SECTION 1. Skin Graft
25/10/14
And so it begins...
Step 1 - Find out if cutting slot in roof causes roof to sag.

One new hole and no sagging!

The offending bit of rust

Step 2 - Clean up edges and remove rust from cross-member using angle grinder.

Step 3 - Cut section of metal and offer up to hole. Mark with pencil.

Step 4 - Cut approx 10mm away from pencil edge

Step 5 - Use joggler to put step in repair panel

Step 6 - Put panel in place and wedge in with screwdrivers.

Step 7 - Spot weld to hold in place, then alternate spot welds until all welded in nicely.


Step 8 - Grind off excess external/internal


Step 9 - Remove distortions using specialist tools and blocks of wood/hammers. Step 11 photo shows distortions removed or as good as possible - filler will cure this.

Step 10 - Rinse and repeat steps 1-9 on other areas.

Step 11 - If there are two of you, start preparing bodywork for flexible filler. In the foreground you'll spot the area has had the distortions removed and sanded back to bare metal .

End of day one (today 11:00-19:00) - front sections first coat of filler

Day 2 - sorting out the rear.
Pretty much the same as the front, but only 2 sections of rust to contend with. All sanded back ready for filler.

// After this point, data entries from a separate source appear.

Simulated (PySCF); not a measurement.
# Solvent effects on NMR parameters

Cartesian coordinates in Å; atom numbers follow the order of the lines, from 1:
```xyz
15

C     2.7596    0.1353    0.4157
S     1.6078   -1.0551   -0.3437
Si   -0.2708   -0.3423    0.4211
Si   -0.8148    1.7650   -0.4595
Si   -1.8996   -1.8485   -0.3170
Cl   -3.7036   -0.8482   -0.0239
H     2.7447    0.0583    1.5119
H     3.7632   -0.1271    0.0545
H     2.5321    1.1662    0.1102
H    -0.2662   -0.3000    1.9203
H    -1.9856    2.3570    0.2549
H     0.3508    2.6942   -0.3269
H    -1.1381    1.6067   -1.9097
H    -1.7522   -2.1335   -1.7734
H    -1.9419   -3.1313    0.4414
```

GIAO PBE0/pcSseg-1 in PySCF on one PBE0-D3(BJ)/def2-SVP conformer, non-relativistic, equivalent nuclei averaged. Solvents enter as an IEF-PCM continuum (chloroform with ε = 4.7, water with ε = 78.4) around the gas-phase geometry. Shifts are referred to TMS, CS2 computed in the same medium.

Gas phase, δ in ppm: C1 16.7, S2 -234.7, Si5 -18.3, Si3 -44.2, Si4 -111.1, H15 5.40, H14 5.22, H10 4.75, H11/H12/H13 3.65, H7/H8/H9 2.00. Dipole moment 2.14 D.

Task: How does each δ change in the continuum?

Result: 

Two coats of filler and it's time to call it a night.

There are more coats needed until it's perfect, but at least the welding is now complete.
In case any of you were wondering how I made sure I kept the curvature of the roof, I used this "Mitsubishi FTO repair kit". Note: No rust! That's just the glue you can see.


I won't bore you with the coming filler images. Finished (for now) in grey primer. It is just a seal to stop the moisture getting at the bare metal/poly filler.

09/11/14
SECTION 2. Cheek Replacement
This weekend's work was interesting as we had to make entirely new panels from our trusty Mitsubishi FTO Repair Kit.
A quick survey of what we had to work with:




First off, cut out the rust back to nice shiny metal:


Fashion patch panels:

Do a spot of welding:


Fashion next panel:




More welding and then a spot of grinding smooth:


Hard to spot, but drainage hole put in as part of patch panel at lowest point:

A new rear end!


A plastic polymer was used to seal all the holes prior to the 20yr old red oxide paint used (which is waterproof, unlike primer of today!)

Rather than show you a similar repair to the other side, here's the final shot:

22/11/14
Cutting out the outer arch section.

Just a bit of rust in between the panels.

Cut out, grind back and cut a straight edge.

Cutting out the rust on the arch.

Prepare area for trial fit of patch panel.


Patch panel trial fit.

Apply Neutrarust to protect metal.

RAIN.... It must be time for lunch!
Cut slot for patch panel.

Clamp in place.

Adjust panel and close gaps by gently tapping the panels until they match.

Draw curve onto board so that you can create the inner arch.


Using Ford arch panel, mark curve and cut out.

Trial fit patch panel.

Clamp in place and spot weld.

Tying up lose ends...literally.

Spot weld outer arch patch panel.

Grind spot welds and paint up all exposed metal.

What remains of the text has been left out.